Public opinion of the 2011-12 offseason has pretty much been divided along one pretty sturdy line: Do you want Prince Fielder or not? That’s not really a fair assessment though, as almost all of everyone in the world (including 86 percent of our poll voters for our Poll of the Month) would like to have Fielder in some capacity, with some hoping the team will work to acquire Fielder at all costs (41 percent) and some hope that the Mariners have some sort of cap on what they are willing to spend on the 27-year-old slugger (46 percent).
When the Mariners made some sort of “offer” to Fielder we polled our readers again and 35 of 38 people who responded would pay Prince Fielder $20 million or more per season over the course a six-year deal.
And for many fans who felt that the Mariners must acquire Fielder to make this offseason successful, much of the blame for the plus-sized slugger not yet donning a Mariner uniform has fallen on Jack Zduriencik.

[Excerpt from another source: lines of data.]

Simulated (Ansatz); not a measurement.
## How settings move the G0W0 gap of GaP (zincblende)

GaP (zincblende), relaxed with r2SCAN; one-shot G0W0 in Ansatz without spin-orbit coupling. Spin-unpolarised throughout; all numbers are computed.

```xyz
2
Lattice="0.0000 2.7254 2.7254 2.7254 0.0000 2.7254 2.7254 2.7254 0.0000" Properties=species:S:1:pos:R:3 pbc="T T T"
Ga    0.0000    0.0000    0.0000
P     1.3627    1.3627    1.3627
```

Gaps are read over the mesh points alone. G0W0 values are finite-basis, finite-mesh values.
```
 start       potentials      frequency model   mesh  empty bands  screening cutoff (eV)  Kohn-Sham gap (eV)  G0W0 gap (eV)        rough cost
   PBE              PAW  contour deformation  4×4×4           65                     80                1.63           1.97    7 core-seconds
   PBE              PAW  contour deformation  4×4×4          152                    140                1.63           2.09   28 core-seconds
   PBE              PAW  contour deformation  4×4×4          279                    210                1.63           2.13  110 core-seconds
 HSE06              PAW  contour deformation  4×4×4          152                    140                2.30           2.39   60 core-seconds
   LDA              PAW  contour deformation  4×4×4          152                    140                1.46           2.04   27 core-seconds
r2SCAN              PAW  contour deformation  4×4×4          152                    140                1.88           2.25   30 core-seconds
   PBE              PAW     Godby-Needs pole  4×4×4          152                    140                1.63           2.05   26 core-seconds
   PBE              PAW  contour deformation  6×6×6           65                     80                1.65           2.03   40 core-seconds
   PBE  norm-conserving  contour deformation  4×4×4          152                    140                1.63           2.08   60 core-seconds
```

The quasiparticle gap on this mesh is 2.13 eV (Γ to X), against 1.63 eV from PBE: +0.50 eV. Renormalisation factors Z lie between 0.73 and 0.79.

With that said, I’d like to dispel a couple of myths that have been associated with the Mariners General Manager.
You want me to trade this fucking guy? This fucking guy? C'mon!
Myth No. 1: “Jack Zduriencik doesn’t want to spend the money needed to sign Fielder.”
The truth is Zduriencik has no control over his budget. Think about your job. Wouldn’t it be easier if you had two extra people to do it? Wouldn’t it get done faster? But your company must decide if it is worthwhile financially to add additional personnel, or in this case, additional financial resources, in order to remain profitable.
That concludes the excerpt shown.